I received lots (for this blog) of reader appreciation for BitTorrent Best Way to Download Files (October 30, 2005). And to reward yon loyal band here’s more Torrent stuff.
uTorrent is a free, frequently updated, Windows torrent download client. It’s very compact (115 kb) when compared to ‘big boys’ like the Java-based Azureus, BitTorrent and BitComet. Yet offers the same feature set. Even as its memory footprint remains low (under 7 MB) even when downloading multiple torrents. Its fast becoming my default Windows BitTorrent client. It supports the DHT network and allows trackerless torrents.
It also offers detailed scheduling by a specific day of the week and hour. For example when using a dial-up connection that has a free data transfer period (typically Midnight to 6:30 AM). You can limit uTorrent transfer rates to a low 1 kbps until just after midnight. Then allow unlimited bandwidth until 6:29 AM. Before dropping the transfer rates back to 1 kbps or less.

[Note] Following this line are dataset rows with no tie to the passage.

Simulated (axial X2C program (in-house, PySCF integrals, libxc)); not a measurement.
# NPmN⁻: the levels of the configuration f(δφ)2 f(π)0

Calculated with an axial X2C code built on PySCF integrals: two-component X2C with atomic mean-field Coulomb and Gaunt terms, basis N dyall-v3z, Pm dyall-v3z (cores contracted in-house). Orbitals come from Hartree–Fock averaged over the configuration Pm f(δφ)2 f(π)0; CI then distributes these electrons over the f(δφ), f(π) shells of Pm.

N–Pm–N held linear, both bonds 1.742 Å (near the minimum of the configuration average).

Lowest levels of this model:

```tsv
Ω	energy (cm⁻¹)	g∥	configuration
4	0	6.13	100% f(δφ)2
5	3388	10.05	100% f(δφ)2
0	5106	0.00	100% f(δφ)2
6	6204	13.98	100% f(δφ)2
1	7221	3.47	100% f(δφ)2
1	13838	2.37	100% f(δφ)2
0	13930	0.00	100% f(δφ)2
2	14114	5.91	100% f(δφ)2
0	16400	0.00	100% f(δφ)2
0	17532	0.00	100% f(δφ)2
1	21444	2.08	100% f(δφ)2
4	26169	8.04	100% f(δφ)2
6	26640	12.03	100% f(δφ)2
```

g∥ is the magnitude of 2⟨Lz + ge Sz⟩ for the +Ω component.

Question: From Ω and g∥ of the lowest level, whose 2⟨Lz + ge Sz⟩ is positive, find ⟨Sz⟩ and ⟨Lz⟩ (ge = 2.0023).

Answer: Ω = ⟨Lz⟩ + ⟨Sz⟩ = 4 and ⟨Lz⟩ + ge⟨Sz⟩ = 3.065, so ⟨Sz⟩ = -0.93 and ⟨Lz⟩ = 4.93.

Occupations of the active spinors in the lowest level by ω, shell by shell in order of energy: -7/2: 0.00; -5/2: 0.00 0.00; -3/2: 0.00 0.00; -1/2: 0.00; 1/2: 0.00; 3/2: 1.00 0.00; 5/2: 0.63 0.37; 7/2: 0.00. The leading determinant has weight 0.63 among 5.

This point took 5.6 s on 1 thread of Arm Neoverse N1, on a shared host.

uTorrent can also offer a separate upload rate when there are no active downloads. This network-friendly setting allows you to seed recently-downloaded files. uTorrent supports the trackerless DHT network. And offers per-file download priorities including selectable download priorities (low-normal-high). But you need to add the Torrent to the active transfer queue before you can block specific files. I much prefer BitComet’s interactive approach that displays both the Torrent download destination, download status (start now, schedule) and the list of files.
But excluding this, uTorrent information-wise is no slouch. The multi-tabbed view displays Torrent download details. As well as the peers (including seeds) connected. With your individual transfer rate from each peer. Other tabs display the piece transfer status. List of files being download. And its in this pane that you can set the per-file transfer priority as well as choose to skip specific files. There’s also a speed graph. And a log file window that you need to right-click in to enable verbose reporting including per-piece status and DHT dumps.
There’s also built-in search (opens in the default Web browser) that uses several popular Torrent search engines. As well as Google. And you can add more engines. You can also create your own Torrents. There’s also includes an auto-update feature. And not only downloads its tiny (typically 30-35 kB) updates but installs them and restarts. You can download and apply updates even with active torrent transfers.
As proof of its efficiency and speed, a 1.2 GB (legal) Linux operating system torrent I’d semi-given up on as for nearly 3 weeks was downloaded almost immediately by uTorrent. The transfer had stalled out at 98.7% done. Except that as this was an ISO file, until I downloaded it in full I couldn’t burn a bootable CD-R from it. Before using uTorrent, I’d tried unsuccessfully with BitComet (on Windows) and Azureus (on Linux).
And to playback all those MP3s. And some MP4 and MPC files. I used to use the free Coolplayer that combines a tiny system footprint with an 8-band equalizer. And an internal, very responsive sound output control. Plus support for skins. Unfortunately development seems have stalled for a while. And several plugins too are on longer available.
And then I chanced upon the also-free XMPlay that supports formats as diverse as OGG, MP3, WMA, WAV, CDA, MO3, IT, XM, S3M, MTM, MOD and UMX. And can support more using a range of freely available add-ins. It also supports most Winamp DSP plugins. As well as skins. There’s a separate BassMOD version for Linux, Mac OSX and PocketPC users
This is a feature-rich player with integrated sound shaping including both a 5-band equalizer, as well as reverb, and surround sound. And a very interesting dynamic limiter that boosts quiet passages and limits loud ones. Initially it seems a bit odd but the setting is perfect for background music. You can even see the limiter decreasing and increasing the track volume in real-time. XMPlay supports 32/24-bit/multi-channel output along with volume boost.
What really interested me in this player is its ability (via plug-ins) to support MPx archived files. Imagine storing your music collection in Zip, ARC, RAR, LHA, PP and 7z compressed files. And being able to listen to the archive file contents automatically without needing to decompress the files as is needed with other players including the Winamp. Read the details here and download a copy too. There’s a separate Guide site that offers add-on and plug-in collections.
And finally here’s news of a new Firefox 1.5 browser exploit. A web page with a very long page title like the Proof of Concept that uses 2.5 million characters. The concept page causes the browser to stop responding. The Mozilla Foundation recommends a restart before manually deleting the page from the browser cache. Or emptying the entire cache. If that too doesn’t work, manually delete history.dat file.
That’s it for this week. More later. Until then stay safe!